NPA menace: Govt to push banking regulation Bill in Monsoon session
The finance ministry is gearing up to introduce a host of Bills, including the Banking Regulation (Amendment) Bill, repeal of State Bank of India (Subsidiary Banks) Act, 1959, among others, in the upcoming Monsoon Session.
Besides, it is working on the Banning of Unregulated Deposit Schemes and Protection of Depositors Interests Bill.
The Department of Financial Services (DFS) is preparing a draft Bill in this regard and will shortly approach the Cabinet for its nod, a government official said.
The proposed legislation seeks to provide a comprehensive code to ban unregulated deposit schemes and protect interests of depositors.
The Bill stipulates that any deposit taker who promotes and accepts deposits in an unregulated deposit scheme may be punishable with imprisonment for a minimum term of two years, which may be extended to 10 years, and with a fine which may extend to twice the amount of aggregate funds collected from subscribers, members or participants in such schemes or arrangements.
The Monsoon Session of Parliament begins next week on July 17 and closes on August 11.
By all accounts, the most important legislative business of the session is going to be the replacement of the Banking Regulation (Amendment) Ordinance, 2017, with an Act.

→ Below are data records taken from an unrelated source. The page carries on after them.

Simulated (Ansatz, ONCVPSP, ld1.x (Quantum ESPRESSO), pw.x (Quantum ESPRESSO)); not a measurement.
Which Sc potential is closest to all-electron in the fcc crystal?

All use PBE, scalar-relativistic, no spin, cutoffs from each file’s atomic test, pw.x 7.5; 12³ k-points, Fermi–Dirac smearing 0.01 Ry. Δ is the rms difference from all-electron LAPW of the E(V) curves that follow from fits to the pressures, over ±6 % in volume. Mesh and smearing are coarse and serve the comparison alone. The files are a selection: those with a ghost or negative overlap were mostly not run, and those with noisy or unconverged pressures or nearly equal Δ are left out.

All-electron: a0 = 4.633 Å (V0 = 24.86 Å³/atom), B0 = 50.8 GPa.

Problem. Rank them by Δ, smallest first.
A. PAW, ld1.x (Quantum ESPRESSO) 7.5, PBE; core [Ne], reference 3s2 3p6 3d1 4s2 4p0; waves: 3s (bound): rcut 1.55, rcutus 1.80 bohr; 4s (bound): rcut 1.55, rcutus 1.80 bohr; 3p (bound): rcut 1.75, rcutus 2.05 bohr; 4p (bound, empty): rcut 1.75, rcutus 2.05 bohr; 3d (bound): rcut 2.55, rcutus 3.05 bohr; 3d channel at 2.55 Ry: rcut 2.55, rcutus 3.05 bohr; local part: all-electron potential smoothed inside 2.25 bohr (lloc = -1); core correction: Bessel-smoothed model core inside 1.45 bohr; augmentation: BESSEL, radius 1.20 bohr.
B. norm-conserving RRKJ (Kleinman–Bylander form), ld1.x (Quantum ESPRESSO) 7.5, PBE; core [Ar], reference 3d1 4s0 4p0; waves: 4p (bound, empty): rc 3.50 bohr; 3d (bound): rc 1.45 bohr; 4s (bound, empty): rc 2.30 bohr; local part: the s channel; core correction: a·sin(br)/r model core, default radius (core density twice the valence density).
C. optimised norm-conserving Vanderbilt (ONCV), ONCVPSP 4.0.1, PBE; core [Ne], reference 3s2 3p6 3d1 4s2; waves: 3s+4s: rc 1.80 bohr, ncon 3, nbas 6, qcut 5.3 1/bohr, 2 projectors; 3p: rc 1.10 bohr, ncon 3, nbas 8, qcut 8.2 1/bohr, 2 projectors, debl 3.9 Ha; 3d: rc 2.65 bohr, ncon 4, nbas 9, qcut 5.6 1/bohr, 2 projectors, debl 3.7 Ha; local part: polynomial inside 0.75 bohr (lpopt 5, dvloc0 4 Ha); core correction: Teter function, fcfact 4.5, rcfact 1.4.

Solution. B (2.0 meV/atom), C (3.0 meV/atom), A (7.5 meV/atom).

The government in May promulgated an ordinance authorising the Reserve Bank to issue directions to banks to initiate insolvency resolution process in case of loan default.
Non-performing assets (NPAs) or bad loans of public sector banks (PSBs) have reached "unacceptably high levels" of over Rs 8 lakh crore, the bulk of which are in sectors such as power, steel, road infrastructure and textiles.
The ordinance amended the Section 35A of the Banking Regulation Act, 1949. It has inserted Section 35AA and Section 35 AB in the Act.
At the same time, repeal of the State Bank of India (Subsidiary Banks) Act, 1959, has been necessitated because of merger of five associates with SBI, the official added.
Five associates and the Bharatiya Mahila Bank became part of State Bank of India (SBI) beginning April 1, catapulting the country's largest lender to among the top 50 banks in the world.
Next in the queue is the National Bank for Agriculture and Rural Development (Amendment) Bill, 2017, that was introduced by Finance Minister Arun Jaitley in the Lok Sabha in the Budget Session. The Bill seeks to amend the National Bank for Agriculture and Rural Development Act, 1981. As per the statement of objects and reasons, the Bill proposes to empower the central government to increase authorised capital of the National Bank for Agriculture and Rural Development (Nabard) to Rs 30,000 crore, from Rs 5,000 crore.
Besides, it would allow the transfer of RBI's balance equity of Rs 22 crore in the bank to the central government.
'Merger initiatives must come from banks themselves'
Former RBI Governor C Rangarajan on Tuesday said bank merger should be need-based and the initiative should come from the lenders themselves.
"Initiative for merger should come from banks themselves and there must be felt a need for it. Therefore, the world over, the larger banks are coming into cooperation," he said.
Recently, the State Bank Of India merged five associates with itself and the government is looking to consolidate few more with the objective of creating five global-sized lenders.
Five associates and the Bharatiya Mahila Bank became part of the State Bank of India (SBI) beginning April 1 this year, catapulting the country's largest lender to among the top 50 banks in the world.
On NPA resolution, he said, the clean-up exercise has to be done and some 'haircut' is inevitable.
Rangarajan was speaking to reporters here on Tuesday on the sidelines of a NABARD event.
"With the haircut, loans should become performing. Some adjustment is needed. After all, we have always done one-time adjust in the past. The size of NPAs has become big so this step is required. Without finding solution to NPA, we will not be able to move forward in terms of stimulating economy and investment," he said.
Rangarajan said the NPA resolution process would take at least a year to complete.
Last month, the RBI identified 12 accounts for insolvency proceedings with each of them having over Rs 5,000 crore of outstanding loans, accounting to 25 per cent of the total NPAs of banks.
These 12 accounts would qualify for immediate reference under the Insolvency and Bankruptcy Code (IBC), the RBI said.
The banking sector is saddled with non-performing assets (NPAs) of over Rs 8 lakh crore, of which Rs 6 lakh crore is with public sector banks (PSBs).